The other Indian massacres, which inhabitants of the Conococheague Valley will ever relate, began with the appearance of savages on Sunday, July 22, 1764, when several were discovered near Fort Loudon.

On Wednesday Susan King Cunningham left her home and started through the woods to call on a neighbor. As she did not return when expected a search was made, and soon her body was found lying near her home. The fiends had not been content to murder and scalp this good woman, but had performed a Caesarian operation and had placed her child on the ground beside her.

The next day, July 26, occurred the murder of Enoch Brown, schoolmaster, and ten of his pupils. A tragedy unique in the long story of Indian atrocities.

This terrible massacre occurred about three miles north of Greencastle, Franklin County. Brown and each of the ten small children were killed and scalped, and a lad, Archibald McCullough, was scalped and left for dead among the other victims, but he recovered and lived for many years.

With few exceptions the scholars were much averse to going to school that morning. And the account afterward given by McCullough is that two of the scholars informed Mr. Brown that on their way to school they had seen Indians. The master paid no attention to what had been told him, and ordered them to their books.
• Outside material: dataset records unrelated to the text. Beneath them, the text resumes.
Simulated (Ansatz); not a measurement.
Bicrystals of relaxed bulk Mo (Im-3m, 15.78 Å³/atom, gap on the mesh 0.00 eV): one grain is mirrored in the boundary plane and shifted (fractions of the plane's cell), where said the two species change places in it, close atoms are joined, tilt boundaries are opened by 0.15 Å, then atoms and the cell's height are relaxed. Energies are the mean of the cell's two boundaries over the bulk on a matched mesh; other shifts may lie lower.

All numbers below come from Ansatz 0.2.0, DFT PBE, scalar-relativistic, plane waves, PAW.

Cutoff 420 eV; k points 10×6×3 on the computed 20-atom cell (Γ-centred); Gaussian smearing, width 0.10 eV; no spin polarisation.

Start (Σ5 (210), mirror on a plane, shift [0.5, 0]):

Soon after school had opened three Indians rushed up to the door. The schoolmaster, seeing them, prayed the Indians only to take his life and spare the children, but they refused. The Indians stood at the door, whilst the third entered the school room, and with a piece of wood in the shape of a maul, killed the master and the scholars, after which all of them were scalped.

Young McCollough, left for dead, dragged himself to a spring a short distance from the school house where he slaked his burning thirst and washed his wound.

This Archie was a cousin of John and James McCullough, taken by the Indians in that same place exactly eight years before. John was at that time a captive and living with the Indians. In his interesting narrative he says that he knew the three Indians who murdered Brown and the children, and that he was present when they returned to their chief.

They were young Indians, not over twenty years of age. Old Night Walker, the chief, called them cowards for having so many children’s scalps.

Thus it is a singular coincidence that these two crimes should be committed on July 26, that McCulloughs should figure in them both, and that the only accurate details of each massacre are given by the only two survivors, John and Archie McCullough, yet they occurred eight years apart.